Scott's Tax Service

Scott's Tax Service Taxes done right! Electronic filing! Professional preparation at reasonable prices. Enrolled Agent with past IRS experience.

01/21/2026

New this year is the exclusion of overtime premium from taxable income. Your W-2 form should provide information about the amount of this premium income, because not all of the overtime income can be used to reduce your taxable income. Only the premium portion is eligible for this tax break. Review you year end paystub and compare to the value indicated on the W-2 and if you don't understand, discuss with your employer. It may be a good idea to provide both the W-2 and the year end paystub to you tax preparer as a method to substantiate the reduction to taxable income.
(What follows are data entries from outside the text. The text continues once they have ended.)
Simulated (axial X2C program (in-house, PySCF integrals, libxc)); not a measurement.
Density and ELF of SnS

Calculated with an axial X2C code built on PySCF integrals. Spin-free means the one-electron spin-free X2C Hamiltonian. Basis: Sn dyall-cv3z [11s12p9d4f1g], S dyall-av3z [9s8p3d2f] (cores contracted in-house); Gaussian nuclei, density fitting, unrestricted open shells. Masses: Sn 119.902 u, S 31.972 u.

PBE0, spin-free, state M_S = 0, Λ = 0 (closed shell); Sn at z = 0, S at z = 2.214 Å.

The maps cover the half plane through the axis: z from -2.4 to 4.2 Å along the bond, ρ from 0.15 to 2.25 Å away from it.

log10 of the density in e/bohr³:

If you purchased a new vehicle in 2025 and financed this vehicle, the interest paid on the loan may also help reduce taxable income. One of the requirements is that the vehicle is a product of the United States, so you should research where production occurred based upon the VIN #, so before seeing your tax preparer, secure further information to confirm the vehicle meets the requirements.

01/10/2026

Tax time is rapidly approaching and the calendar year is now closed. The IRS has announced they will begin processing returns about January 26th. Are you getting ready for the annual task? Scott's Tax Service is ready and available to assist.

With the many changes already approved you may have questions, so please feel free to contact us if you would like some answers as I would be glad to help. One item not previously discussed is the new deduction for vehicle interest, available even if you do not itemize. There are limitations, but if you purchased a vehicle in 2025 and financed the unpaid balance you should receive an information return from the loan institution. Make certain that you provide the information return to your preparer to assist in generating the questions necessary to determine your qualification for the new deduction.

12/31/2025

It is New Years Eve and I thought I would provide some additional information concerning the new deduction for overtime (O/T) earnings that has been reported in the news media recently. Yes, it is true that indeed O/T earnings will receive preferential tax treatment effective for 2025 returns. However there has been very little information on how such a deduction is computed.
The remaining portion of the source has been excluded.